Daily Bible readings that follow the church liturgical year, with sequential stories told across multiple weeks.
Duration: 1245 days
Amplified Bible, Classic Edition (AMPC)
Version
Psalm 139:1-6

Psalm 139

To the Chief Musician. A Psalm of David.

O Lord, you have searched me [thoroughly] and have known me.

You know my downsitting and my uprising; You understand my thought afar off.(A)

You sift and search out my path and my lying down, and You are acquainted with all my ways.

For there is not a word in my tongue [still unuttered], but, behold, O Lord, You know it altogether.(B)

You have beset me and shut me in—behind and before, and You have laid Your hand upon me.

Your [infinite] knowledge is too wonderful for me; it is high above me, I cannot reach it.

Psalm 139:13-18

13 For You did form my inward parts; You did knit me together in my mother’s womb.

14 I will confess and praise You for You are fearful and wonderful and for the awful wonder of my birth! Wonderful are Your works, and that my inner self knows right well.

15 My frame was not hidden from You when I was being formed in secret [and] intricately and curiously wrought [as if embroidered with various colors] in the depths of the earth [a region of darkness and mystery].

16 Your eyes saw my unformed substance, and in Your book all the days [of my life] were written before ever they took shape, when as yet there was none of them.

17 How precious and weighty also are Your thoughts to me, O God! How vast is the sum of them!(A)

18 If I could count them, they would be more in number than the sand. When I awoke, [could I count to the end] I would still be with You.

Jeremiah 15:10-21

10 Woe is me, my mother, that you bore me to be a man of strife and a man of contention to the whole earth! I have neither loaned, nor have men loaned to me, yet everyone curses me.(A)

11 The Lord said, Truly your release, affliction, and strengthening will be for good [purposes]; surely [Jeremiah] I will intercede for you with the enemy and I will cause the enemy to ask for your aid in the time of evil and in the time of affliction.(B)

12 Can iron break the iron from the north and the bronze?

13 Your [nation’s] substance and your treasures will I give as spoil, without price, and that for all your sins, even in all your territory.

14 And I will make [your possessions] to pass with your enemies into a land which you do not know and I will make you to serve [your conquerors] there, for a fire is kindled in My anger which will burn upon you [Israel].

15 [Jeremiah said] O Lord, You know and understand; [earnestly] remember me and visit me and avenge me on my persecutors. Take me not away [from joy or from life itself] in Your long-suffering [to my enemies]; know that for Your sake I suffer and bear reproach.

16 Your words were found, and I ate them; and Your words were to me a joy and the rejoicing of my heart, for I am called by Your name, O Lord God of hosts.

17 I sat not in the assembly of those who make merry, nor did I rejoice; I sat alone because Your [powerful] hand was upon me, for You had filled me with indignation.

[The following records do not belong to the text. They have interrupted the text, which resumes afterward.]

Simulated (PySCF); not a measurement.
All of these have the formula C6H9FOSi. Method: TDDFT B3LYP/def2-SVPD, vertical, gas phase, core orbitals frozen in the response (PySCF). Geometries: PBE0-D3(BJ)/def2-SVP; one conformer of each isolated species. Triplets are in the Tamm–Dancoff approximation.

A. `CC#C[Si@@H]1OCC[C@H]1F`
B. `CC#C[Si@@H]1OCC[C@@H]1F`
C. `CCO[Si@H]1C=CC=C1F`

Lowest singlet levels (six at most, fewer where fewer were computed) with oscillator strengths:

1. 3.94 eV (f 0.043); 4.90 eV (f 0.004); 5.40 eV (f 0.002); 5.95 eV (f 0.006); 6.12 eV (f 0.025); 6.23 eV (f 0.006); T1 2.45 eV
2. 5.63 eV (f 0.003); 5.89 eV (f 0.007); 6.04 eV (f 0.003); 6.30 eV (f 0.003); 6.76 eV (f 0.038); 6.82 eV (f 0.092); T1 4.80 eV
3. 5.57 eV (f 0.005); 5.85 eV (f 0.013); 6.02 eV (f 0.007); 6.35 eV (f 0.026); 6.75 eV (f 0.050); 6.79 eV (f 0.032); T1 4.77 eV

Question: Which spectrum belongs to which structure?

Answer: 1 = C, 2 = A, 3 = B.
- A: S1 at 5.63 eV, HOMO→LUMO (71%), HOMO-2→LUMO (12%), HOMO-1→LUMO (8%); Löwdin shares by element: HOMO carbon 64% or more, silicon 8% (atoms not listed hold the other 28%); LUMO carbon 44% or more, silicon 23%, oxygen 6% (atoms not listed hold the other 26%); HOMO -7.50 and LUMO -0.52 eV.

18 Why is my pain perpetual and my wound incurable, refusing to be healed? Will you indeed be to me like a deceitful brook, like waters that fail and are uncertain?

19 Therefore thus says the Lord [to Jeremiah]: If you return [and give up this mistaken tone of distrust and despair], then I will give you again a settled place of quiet and safety, and you will be My minister; and if you separate the precious from the vile [cleansing your own heart from unworthy and unwarranted suspicions concerning God’s faithfulness], you shall be My mouthpiece. [But do not yield to them.] Let them return to you—not you to [the people].

20 And I will make you to this people a fortified, bronze wall; they will fight against you, but they will not prevail over you, for I am with you to save and deliver you, says the Lord.

21 And I will deliver you out of the hands of the wicked, and I will redeem you out of the palms of the terrible and ruthless tyrants.

Philippians 2:25-30

25 However, I thought it necessary to send Epaphroditus [back] to you. [He has been] my brother and companion in labor and my fellow soldier, as well as [having come as] your special messenger (apostle) and minister to my need.

26 For he has been [homesick] longing for you all and has been distressed because you had heard that he was ill.

27 He certainly was ill [too], near to death. But God had compassion on him, and not only on him but also on me, lest I should have sorrow [over him] [a]coming upon sorrow.

28 So I have sent him the more willingly and eagerly, that you may be gladdened at seeing him again, and that I may be the less disquieted.

29 Welcome him [home] then in the Lord with all joy, and honor and highly appreciate men like him,

30 For it was through working for Christ that he came so near death, risking his [very] life to complete the deficiencies in your service to me [which distance prevented you yourselves from rendering].